Releases

⚠ Apply Previous Updates ⚠

Before upgrading to version 3.3.0 you must apply the upgrade steps for each previous version of CluedIn between your currently installed version and 3.3.0, that has an upgrade process.

Previous upgrade scripts can be found at:

3.3.0 Upgrade guide

NOTE: As this is a major version upgrade (3.3) it requires downtime of the cluster while the upgrade is performed.

The goal of this guide is to show you how to migrate CluedIn data from an old installation to a new one.

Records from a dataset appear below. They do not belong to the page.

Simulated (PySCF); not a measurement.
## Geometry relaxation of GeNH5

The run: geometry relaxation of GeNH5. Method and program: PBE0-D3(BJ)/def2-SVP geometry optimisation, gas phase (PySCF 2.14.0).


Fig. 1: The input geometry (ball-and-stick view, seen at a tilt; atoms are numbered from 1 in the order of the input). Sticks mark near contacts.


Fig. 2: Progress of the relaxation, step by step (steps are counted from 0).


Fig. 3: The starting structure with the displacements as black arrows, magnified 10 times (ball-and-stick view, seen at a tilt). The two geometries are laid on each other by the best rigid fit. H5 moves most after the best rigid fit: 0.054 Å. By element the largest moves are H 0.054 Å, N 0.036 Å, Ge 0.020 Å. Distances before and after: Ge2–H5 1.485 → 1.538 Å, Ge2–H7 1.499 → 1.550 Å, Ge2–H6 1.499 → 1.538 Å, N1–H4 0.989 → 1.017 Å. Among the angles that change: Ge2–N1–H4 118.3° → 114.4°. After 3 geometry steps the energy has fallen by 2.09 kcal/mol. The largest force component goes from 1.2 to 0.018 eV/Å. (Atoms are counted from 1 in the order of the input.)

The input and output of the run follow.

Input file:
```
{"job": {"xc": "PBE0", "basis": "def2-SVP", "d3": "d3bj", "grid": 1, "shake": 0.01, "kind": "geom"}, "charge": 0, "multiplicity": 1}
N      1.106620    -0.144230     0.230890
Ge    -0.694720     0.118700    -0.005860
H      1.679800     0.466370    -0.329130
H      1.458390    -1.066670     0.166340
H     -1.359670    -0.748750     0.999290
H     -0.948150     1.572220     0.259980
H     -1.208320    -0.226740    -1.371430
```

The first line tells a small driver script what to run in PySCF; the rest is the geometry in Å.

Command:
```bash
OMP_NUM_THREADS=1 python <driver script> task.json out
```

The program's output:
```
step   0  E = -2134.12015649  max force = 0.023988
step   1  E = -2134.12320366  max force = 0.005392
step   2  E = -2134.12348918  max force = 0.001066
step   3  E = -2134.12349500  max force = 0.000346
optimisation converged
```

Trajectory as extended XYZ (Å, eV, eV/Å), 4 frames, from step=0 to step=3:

There are significant improvements, fixes and new features in the new cluedin-platform Helm chart and it is simpler to re-mount the old disks (PVCs) into a new installation.

Pre-Upgrading Planning

Caveats / Warnings

All upgrades are different. This example shows how to migrate a default installation. With each installations there are customizations that might need to be moved across, so it is up to the upgrader to ensure that any values.yaml customisations are still valid with the new chart. You will probably fine that many things can be removed due to consistent defaults.

Things to consider:

Tools

You will need the latest versions of:

You will also need a kubeconfig file that has access to the cluster you are upgrading.

You may also want to use a GUI tool such as Lens or k9s to view progress.

Upgrade Steps

1. Backup

Be sure to take a full backup of all your data before beginning the upgrade process. Also, make sure to test/familiarise yourself the restore process before continuing.

A good tool (but out of scope for this guide) is Velero. Velero is an open source tool to safely back up and restore, perform disaster recovery, and migrate Kubernetes cluster resources and persistent volumes.

Velero consists of:

This can backup and restore the whole cluster and is simple to use. Of course, take in Azure Disk snapshots is also another way (Velero can help do this for you as well).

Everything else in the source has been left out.